The interest in asymmetric reactions has been growing for the past 40 years. To address the challenges of synthesizing chiral building blocks with high yields and high selectivities, researchers developed a broad range of catalysts. Two of the essential components for highly active and selective catalysts are the ligand and the metal. Professor Landis and co-workers developed a series of new ligands based on chiral 3,4-diazaphospholane structures. These ligands are highly active for enantioselective hydroformylation and enantioselective allylic alkylation reactions. These two transformations are essential to access a variety of chiral building blocks for the synthesis of more complex molecules.

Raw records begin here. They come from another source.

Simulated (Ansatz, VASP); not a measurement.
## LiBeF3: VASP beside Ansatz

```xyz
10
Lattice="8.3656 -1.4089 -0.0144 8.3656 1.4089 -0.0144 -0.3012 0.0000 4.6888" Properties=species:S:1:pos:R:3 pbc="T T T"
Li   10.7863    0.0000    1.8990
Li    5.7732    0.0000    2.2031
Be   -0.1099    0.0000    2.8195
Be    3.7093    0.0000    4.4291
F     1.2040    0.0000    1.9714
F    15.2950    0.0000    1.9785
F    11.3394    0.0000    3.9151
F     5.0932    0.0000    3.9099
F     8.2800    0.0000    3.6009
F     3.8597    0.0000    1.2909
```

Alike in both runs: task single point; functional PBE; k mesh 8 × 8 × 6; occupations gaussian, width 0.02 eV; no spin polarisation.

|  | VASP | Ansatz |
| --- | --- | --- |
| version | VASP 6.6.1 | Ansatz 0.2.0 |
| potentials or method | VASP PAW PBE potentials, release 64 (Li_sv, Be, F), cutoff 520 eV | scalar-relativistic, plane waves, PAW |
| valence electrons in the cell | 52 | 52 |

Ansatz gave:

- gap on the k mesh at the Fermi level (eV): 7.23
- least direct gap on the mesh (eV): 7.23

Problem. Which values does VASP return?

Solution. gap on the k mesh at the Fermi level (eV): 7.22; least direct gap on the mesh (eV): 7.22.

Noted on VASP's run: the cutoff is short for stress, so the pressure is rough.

Synthesis of Isoxazolines and Imidazoles
The asymmetric hydroformylation reaction is a highly chemoselective transformation allowing the conversion of terminal olefins into optically active aldehydes. Despite the recognized powerful methodology of this transformation, it has been sporadically utilized on a commercial scale due to the low reaction rates, the challenges to control the region- and enantioselectivities simultaneously and the limited substrate scope. Professor Landis and coworkers developed a new family of ligands based on 2,5-disubstituted phospholane addressing these issues. Utilizing this newly developed ligand, Thomas and coworkers synthesized a series of oxazolines and imidazoles. Reacting vinyl acetate with Rh(CO)2(acac) and (R,R,R) or (S,S,S)-Diazaphos-SPE in a reactor with CO and H2 at 400 psi yielded the corresponding chiral aldehydes with 94% conversion and 96% ee. It is important to note that a catalyst loading of only 0.001 mol% is necessary to complete this transformation. Following this reaction Thomas and coworker ensured the conservation of the enantioselectivity by synthesizing the isoxazolines and imidazoles with overall good yields.
The asymmetric allylic alkylation reaction is an attractive reaction to form a new C-C bond with a desired nucleophile enantioselectively. Professor Landis and co-workers utilized this reaction to test newly synthesized chiral 3,4-diazaphospholanes (Diazaphos-PPE). With the presence of a palladium catalyst, these new ligands yielded outstanding conversions and enantioselectivities with a variety of substrates. Using 1,3-diphenylallyl acetate and 2-penten-4-yl acetate as reactants, with dimethyl malonate as the nucleophile, Clark and Landis demonstrated that Diazaphos-PPE is surpassing other ligands by giving high yields and selectivities for both substrates.